Current state-of-the-art HPC operating systems are essentially node operating systems wired together to support collective job launch and user authentication, monitor reliability-availability-serviceability (RAS) data, and share a high-speed interconnect. This legacy design lacks a logical handle and associated computational resources to support our hierarchical view. To remedy this, we propose a new first-class construct called an enclave. Enclaves are related to the existing notion of a “job partition,” the set of dedicated resources allocated to a computation by the job scheduler and system resource manager. Multiple enclaves may run on their dedicated resources within a system. Enclaves provide a framework for supporting software components that can act on the collection of allocated resources to dynamically manage power, respond to faults, and tune performance. In fact, we also extend the enclave concept to the full system. An exascale platform would have (at least) three layers of management: system, enclave, and node.

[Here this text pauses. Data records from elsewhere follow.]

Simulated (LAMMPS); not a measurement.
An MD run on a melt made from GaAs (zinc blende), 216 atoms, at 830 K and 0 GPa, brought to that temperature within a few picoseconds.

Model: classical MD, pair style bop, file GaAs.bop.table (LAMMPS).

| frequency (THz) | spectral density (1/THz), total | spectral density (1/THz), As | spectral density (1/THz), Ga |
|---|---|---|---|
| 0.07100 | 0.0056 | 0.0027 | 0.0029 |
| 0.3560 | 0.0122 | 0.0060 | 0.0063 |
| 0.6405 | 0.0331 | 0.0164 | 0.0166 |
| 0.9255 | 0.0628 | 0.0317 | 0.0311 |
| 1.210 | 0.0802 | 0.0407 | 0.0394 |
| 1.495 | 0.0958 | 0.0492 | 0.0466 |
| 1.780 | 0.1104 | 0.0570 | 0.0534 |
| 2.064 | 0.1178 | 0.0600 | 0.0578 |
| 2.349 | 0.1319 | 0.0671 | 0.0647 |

The management systems on current petascale platforms provide “set and forget” configuration of hardware and “detect and reject” response to system faults. In order to actively manage power budgets, learn from performance data, actively tune system performance, and dynamically respond to fault events, information and control must flow vertically up and down levels of system hierarchy with appropriate optimizations and responses available at each level. Our innovation is a hierarchical framework that supports global optimization and machine learning to build a goal-based, self-aware control system for exascale platforms. The hierarchical design of Argo, with system, enclave, and node views, allows a cross-cutting approach. For example, a whole-system power budget can be apportioned into budgets for each enclave. Optimization components running at the enclave level can manage power targets for individual nodes. Likewise, faults at the node level can be handled within the enclave first, based on the application’s resilience strategy, while simultaneously being shared with the whole-system view to assure that fault patterns between applications and hardware sets can be learned. We also use a goal-based system management to manage power and resilience and to dynamically optimize performance.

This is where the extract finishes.